Monday, November 7, 2011

Building bridges: philosophy and waste

“It is almost as if philosophy — and most of all the great, deep, constructive philosophy — obeyed a single impulse: to get away from the place of carrion, stench, putrefaction. And just because of this distance, which gains its depth from that most wretched place, philosophy is no doubt in perennial danger of itself becoming just as thin, untrue, and wretched.” (Adorno, “Metaphysics and Materialism”)
I have been out of town for the past few days, attending the most wonderful conference I have been to: Building Bridges - philosophy and waste. Originally scheduled to be held on the campus of Southern Illinois University in Carbondale, it ended up being (for the better) at a small art space in downtown Carbondale. Over the next few days, I will talk about what I learned from this conference, one replete with intimate discussions about aesthetics, privacy, activism, human cognition, communities, metaphysics, and anarchy...Adorno would have been proud. As I have come to appreciate, the role of any critical thought, such as in philosophy, must be to stimulate action, both of the self, and in the other. We cannot expound on discussions about being and ethics without changing ourselves and our presence in the world.

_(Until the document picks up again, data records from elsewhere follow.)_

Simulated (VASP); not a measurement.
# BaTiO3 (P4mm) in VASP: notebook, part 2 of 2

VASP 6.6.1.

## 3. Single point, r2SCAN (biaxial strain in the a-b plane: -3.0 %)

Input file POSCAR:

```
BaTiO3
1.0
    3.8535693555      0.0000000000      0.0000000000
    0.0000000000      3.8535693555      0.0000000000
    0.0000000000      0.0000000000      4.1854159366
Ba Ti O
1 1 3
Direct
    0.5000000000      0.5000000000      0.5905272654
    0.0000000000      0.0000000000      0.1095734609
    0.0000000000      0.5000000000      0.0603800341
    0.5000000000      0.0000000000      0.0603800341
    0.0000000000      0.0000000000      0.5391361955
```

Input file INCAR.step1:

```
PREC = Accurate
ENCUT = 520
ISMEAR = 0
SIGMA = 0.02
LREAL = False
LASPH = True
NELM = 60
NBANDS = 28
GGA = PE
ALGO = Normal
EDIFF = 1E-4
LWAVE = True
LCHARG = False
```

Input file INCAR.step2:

I will discuss the papers presented (including mine), the discussions had, and how my imagination has been opened to consider far more than what I have so far in my discussions about trash, waste, materialism, ethics, and environmental justice. I am hopeful that your imagination will be piqued and provoked, and that you, too, will be driven to act after you have pondered. For today, I leave with the motivation of the conference, written by the most brilliant Nick Smaligo, a philosopher who is more a spirit, an energy, a force, than a human.
Today, we “know” that “there is no away.” Reflecting on the concept of the “away,” and tracing its impossibility, leads to what Timothy Morton calls “the ecological thought”: that all beings (and not just living ones) exist in a mesh, where no divisions can be strictly upheld.  The thought is a moment of enlightenment, of consciousness raising, that corrodes the phenomenal boundaries and holes that shape our world.
Nevertheless, we still act as if there is an “away” —  a place where thought need not go, where things lose their thingness and blend together into quiet, motionless nothing; a black hole from which no effects can escape, and thus no thoughts need enter.

This is likely a major form of repression today: we must subdue our knowledge of the interconnectedness of all beings in order to participate in a lifeworld which is built on the idea that we can “get away from the place of carrion,” etc. And, clearly, this repressed is returning in the material forms of ecological crises, an Anthropocene age where our activity returns to shake the ground on which we act. The psychic forms in which this repressed is returning are perhaps even harder to detect.